Preventing Integer Overflow in Physical Computations
Integers overflow. That is not a controversial statement. What is surprising is how easily overflow can hide behind the abstraction of a units library.
Most developers immediately think of explicit or implicit scaling operations —
calling .in(unit) to convert a quantity, constructing a quantity from a different
unit, or assigning between quantities with different units. These are indeed
places where overflow can occur, and the library cannot prevent it at compile time
when the values are only known at runtime. But at least these operations are
visible in your code: you wrote the conversion, you asked for the scaling,
and you can reason about whether the multiplication or division might overflow
your integer type.
The far more insidious problem is what happens when you don't ask for a conversion.

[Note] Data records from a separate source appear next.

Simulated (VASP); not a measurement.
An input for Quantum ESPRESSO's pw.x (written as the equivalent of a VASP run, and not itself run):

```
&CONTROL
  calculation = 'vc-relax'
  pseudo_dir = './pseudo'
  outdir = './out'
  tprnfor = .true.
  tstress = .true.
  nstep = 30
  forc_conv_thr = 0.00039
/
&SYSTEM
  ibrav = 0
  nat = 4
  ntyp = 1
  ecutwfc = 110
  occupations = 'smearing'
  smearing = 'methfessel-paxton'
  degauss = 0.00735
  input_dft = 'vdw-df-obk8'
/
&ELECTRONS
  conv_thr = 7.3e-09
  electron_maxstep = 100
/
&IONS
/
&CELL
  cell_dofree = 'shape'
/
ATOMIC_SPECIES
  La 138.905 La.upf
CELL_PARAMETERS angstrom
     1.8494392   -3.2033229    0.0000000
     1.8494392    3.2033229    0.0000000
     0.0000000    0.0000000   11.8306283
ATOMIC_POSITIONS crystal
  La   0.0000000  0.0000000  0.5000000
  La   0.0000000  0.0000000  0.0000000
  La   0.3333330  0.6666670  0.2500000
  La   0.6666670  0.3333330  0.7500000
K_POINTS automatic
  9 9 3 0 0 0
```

When you write 1 * m + 1 * ft, the library must automatically convert both
operands to a common unit before performing the addition. That conversion —
which you never explicitly requested — involves multiplication or division by
scaling factors. With integer representations, those scaling operations can
overflow silently, producing garbage results that propagate through your
calculations undetected.
No compile-time programming can prevent this. The values are only known at runtime. But very few libraries provide proper tools to detect it.
This article explains why that limitation is real, how other libraries have tried to work around it, and what mp-units provides to close the gap as tightly as the language allows.